When a zero is once again in the "ones" place (occurs every n times), the addition of another (n-1) will not increment the "tens" place, however, it has just added (n-1) to the sum total of the digits. Therefore the sum of the digits continues to be divisible by (n-1).
Therefore, if the sum of the digits of any number is divisible by (n-1), the number itself is divisible by (n-1). In this proof we covered all possible multipliers of (n-1), so we can also say the converse is true. For any number that is divisible by (n-1), the sum of its digits is also divisible by (n-1).
Corollary:
Any factor of (n-1) inherits this property.
Proof:
Let f be a factor of (n-1) and m by the multiplier of that factor (for example, if n=15 and f=3 then m would equal 5). Again, start with 0, every time f is added to a number one of two cases exist:
If the "ones" place of the number is < (n-f) then
we will not be incrementing the "tens" place and the sum of the digits will be increased by f. Therefore, the sum of the digits remains divisible by f.

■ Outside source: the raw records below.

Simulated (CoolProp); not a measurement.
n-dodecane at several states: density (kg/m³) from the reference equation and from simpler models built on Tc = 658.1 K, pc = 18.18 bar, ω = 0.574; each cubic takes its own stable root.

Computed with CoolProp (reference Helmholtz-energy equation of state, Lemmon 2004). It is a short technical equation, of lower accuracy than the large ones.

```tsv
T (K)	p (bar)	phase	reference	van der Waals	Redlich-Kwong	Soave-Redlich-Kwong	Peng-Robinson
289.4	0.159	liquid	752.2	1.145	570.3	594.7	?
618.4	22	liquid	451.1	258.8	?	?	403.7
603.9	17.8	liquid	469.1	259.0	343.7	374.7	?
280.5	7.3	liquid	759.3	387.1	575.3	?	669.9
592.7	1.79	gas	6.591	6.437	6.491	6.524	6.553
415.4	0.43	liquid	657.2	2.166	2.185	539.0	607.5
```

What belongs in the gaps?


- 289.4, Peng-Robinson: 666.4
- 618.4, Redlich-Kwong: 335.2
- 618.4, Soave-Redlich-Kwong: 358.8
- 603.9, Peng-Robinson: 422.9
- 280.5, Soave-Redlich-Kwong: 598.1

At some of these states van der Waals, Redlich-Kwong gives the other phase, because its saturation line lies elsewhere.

If the "ones" place of the number is >= (n-f) then
1 will be added to the "tens" place and this place will be decremented by (n-f). The sum of the digits is -(n-f) + 1 which equals -( (n-1) - f). Since f is a factor of (n-1) with m as its multiplier, this is the same as -((m*f) - f) or - ((m-1)*f). We are subtracting multiples of f from the sum of the digits. Therefore, the sum of the digits remains divisible by f.